How Web Application UI Behave as Systems

Understanding that UI components of a web application are actually subsystems of views, view fragments, composed, compositional and primary components, we need to understand now how a system behaves as all systems have a few things in common.

System Inputs

A system's input is an infinite and continuous function of U(x), where U is a live user input into the system and typically we can normalize the inputs between two ranges, we call those ranges the function of U(dx) (A function of u with respect to the first derivative of x, and the 2nd derivative of x). Between the range of derivatives is the range of all possible known and expected user inputs to the system, and in our case, a UI system of a web application. This can be at any level within the UI hierarchy, and really, we should actually consider this during the planning phase when building a UI element of the system (primaries, compositional, composed, view fragment or a complete view).

Beyond the ranges of the derivatives of expected user input exists areas of user inputs that could potentially happen that we do not know about, have not planned for or do know about, but think it is very unlikely that a user will perform that input, and so we do not include those inputs in the possible ranges of inputs that the user could do "this action" between the two derivative range of "expected behaviour".

Any input not within this expected range, could have wild and unexpected results in the system state, the system's output or in the various asynchronous requests, data processing or events emitters and event listeners within the system and so a lot of attention needs to go into what are the possible inputs to the system are and how are we going to control the inputs to enforce a user within the derivative range of expected input. Otherwise, we must think how do we account for a larger range of inputs and thus add the complexity to deal with the bad input.

The System State

The systems state is correlated to the system's input and is the result of various other processing within the system, but for sake of clarity and understanding, we simply can say, the system's state at any point in the function of the entire system, is at point X, or rather, the function of X (f(x)). That for a given correlated system input of U(dx) we are then going to result in a system state of (f(x)). But how does this relate to the error or unknown inputs of the system with respect to the state of the given system?

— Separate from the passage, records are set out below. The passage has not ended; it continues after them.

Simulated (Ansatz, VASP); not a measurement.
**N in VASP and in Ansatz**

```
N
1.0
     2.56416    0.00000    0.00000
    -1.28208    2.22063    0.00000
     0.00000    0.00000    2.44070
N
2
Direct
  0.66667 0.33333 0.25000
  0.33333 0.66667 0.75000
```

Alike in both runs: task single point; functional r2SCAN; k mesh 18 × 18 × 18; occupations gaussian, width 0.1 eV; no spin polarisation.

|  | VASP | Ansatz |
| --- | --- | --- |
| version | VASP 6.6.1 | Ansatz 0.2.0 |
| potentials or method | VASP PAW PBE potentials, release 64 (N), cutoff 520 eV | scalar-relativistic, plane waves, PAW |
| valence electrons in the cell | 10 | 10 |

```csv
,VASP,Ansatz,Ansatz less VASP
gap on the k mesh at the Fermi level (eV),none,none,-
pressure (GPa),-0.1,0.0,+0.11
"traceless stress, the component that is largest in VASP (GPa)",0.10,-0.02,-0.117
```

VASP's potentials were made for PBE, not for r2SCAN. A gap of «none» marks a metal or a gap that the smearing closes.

Well just because we don't know about the error or unknown inputs, or care not to know by choice, it does not mean it is not correlated to the same resulting state of point X in the system. You see, it does not matter if we perform an error or an unaccounted for input, the result of such action will always reduce down to the same correlated X point for that given system state. The state may cause the system or cash, have malformed data, a wrong value in some field, but regardless, the same exact u(dx) will result in the f(x), every time, with exception to any external system that is involved in the correlation of u(x) to f(fx) (async) -> such an example can be given, as when a server is down where U(x) pings an API before f(x) can be known (fetch user profile -> user profile).

System Outputs

A system's output is the function we expect that entire system to produce. With a car, we expect when we hit the ignition, the car will start and we can perform other events that will start and stop the system of that car. However, what happens if we fill the gasoline tank with an improper fuel? What happens to the system's output? Perhaps if the amount of water input into the tank of the gasoline chamber is so small, that it has a grand effect of zero in terms of diluting the gasoline within the tank, then the result of such input with respect to the whole output of starting the car, is negligible, in that the car will start as normally expected.

That is an unknown error prone user input to the system, in which the system can accept without harming the function of the system. But what happens if we load the gasoline tank with 3/4 water and 1/4 gasoline? I think you can appreciate, this will not only harm the function of the entire car's system, but other component parts will fail and will be unable to handle such input and as a result, the system crashes.

This is very similar to what will happen when we give users a range of various UI inputs to do the same thing, meaning we give them a UI to filter a result, but place various forms of UI on the page that ultimately perform the same function, to filter results. No system in nature behaves like this, and for good reason! A car has one input for gasoline, not various inputs for gasoline, a humming bird has one beek to extract nectar, it does not use its feet for extraction!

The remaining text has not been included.